The Galleons Passage will not arrive in Trinidad and Tobago until mid-May or thereabouts.

That’s the word from Works and Transport Minister Rohan Sinanan as the vessel continues its journey en route to Acapulco, Mexico.

The Galleons Passage was initially due in Mexico on April 24, but checks yesterday on the Marine Traffic site put a new estimated time of arrival (ETA) of April 26.

Sinanan explained that because of “unforeseen delays” along the route “we expect the vessel to be here as we speak by the middle of May, if things go as they are going now. If things go different to that then it could vary.”

This contradicts information from Finance Minister Colm Imbert, who, in describing recent claims that the arrival of the vessel would have been delayed by a month as “speculative,” had given an arrival date of April 30.

Yesterday, however, Sinanan explained that when a vessel is travelling from “one end of the world to the next” it is subject to a number of vagaries, not least of which is “weather conditions and when you have the vessel going to several ports, when you enter some of these ports you have to wait in time.”

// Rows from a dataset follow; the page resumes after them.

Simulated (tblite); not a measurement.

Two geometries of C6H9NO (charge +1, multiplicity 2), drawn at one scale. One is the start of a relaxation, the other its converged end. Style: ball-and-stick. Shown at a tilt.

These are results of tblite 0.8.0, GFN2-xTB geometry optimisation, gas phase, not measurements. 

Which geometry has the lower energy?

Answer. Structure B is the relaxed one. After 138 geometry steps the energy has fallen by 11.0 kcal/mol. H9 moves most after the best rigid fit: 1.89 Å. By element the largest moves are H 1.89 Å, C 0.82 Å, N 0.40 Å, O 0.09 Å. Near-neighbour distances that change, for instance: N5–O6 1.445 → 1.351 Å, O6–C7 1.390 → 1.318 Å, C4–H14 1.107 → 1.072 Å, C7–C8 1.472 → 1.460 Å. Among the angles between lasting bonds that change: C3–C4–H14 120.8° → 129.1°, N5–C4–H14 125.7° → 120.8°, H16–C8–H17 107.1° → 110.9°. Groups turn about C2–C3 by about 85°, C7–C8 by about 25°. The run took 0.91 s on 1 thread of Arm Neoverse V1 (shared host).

Sometimes a waiting period could be “three to four days but then for some reason or the other it might push back to six or seven days. You can’t anticipate that before,” he said.

The Galleons Passage is travelling at between 6.4 knots and 8 knots as it makes the more than 3,000 nautical mile journey from Honolulu to Mexico.

The vessel will next spend five days in Mexico for bunkering and for the crew to disembark in keeping with international regulations, which means it may not leave Mexico until May 1 or a day later.

From Mexico the Galleons Passage will head for the Panama Canal. There is also no telling how long the vessel will be in the Panama Canal before it begins the journey to Cuba.

Sinanan said, “You go to the Panama Canal and you say you have a seven-day pass through. Some people end up waiting 14 days because of the volume. But you can’t anticipate that in advance. These things do happen, but you have an approximate time and every day you assess the situation.”

The Cuba stopover is supposed to be for 10 days for a number of alterations to be done to the vessel, including the installation of a canopy over the sun deck, installation of canopies over exposed sections of the vehicle deck and installation of wash-room facilities on the sun deck.

Sinanan said while there has been “some unforeseen situations” affecting the vessel, which needed to get “permits to enter certain ports” and it will take “a little longer than we expect,” he was optimistic it will get to Trinidad and Tobago by mid-May.

Meantime, Sinanan said NIDCO has gone out for tender for a “technical maintenance management team” to ensure the Galleons Passage and the T&T Spirit are well maintained.

The T&T Spirit returned to the seabridge yesterday and made its first run from the Port of Scarborough in just under three hours. It left Scarborough at 6.38am and arrived at the Port of Port-of-Spain at 9.25 am.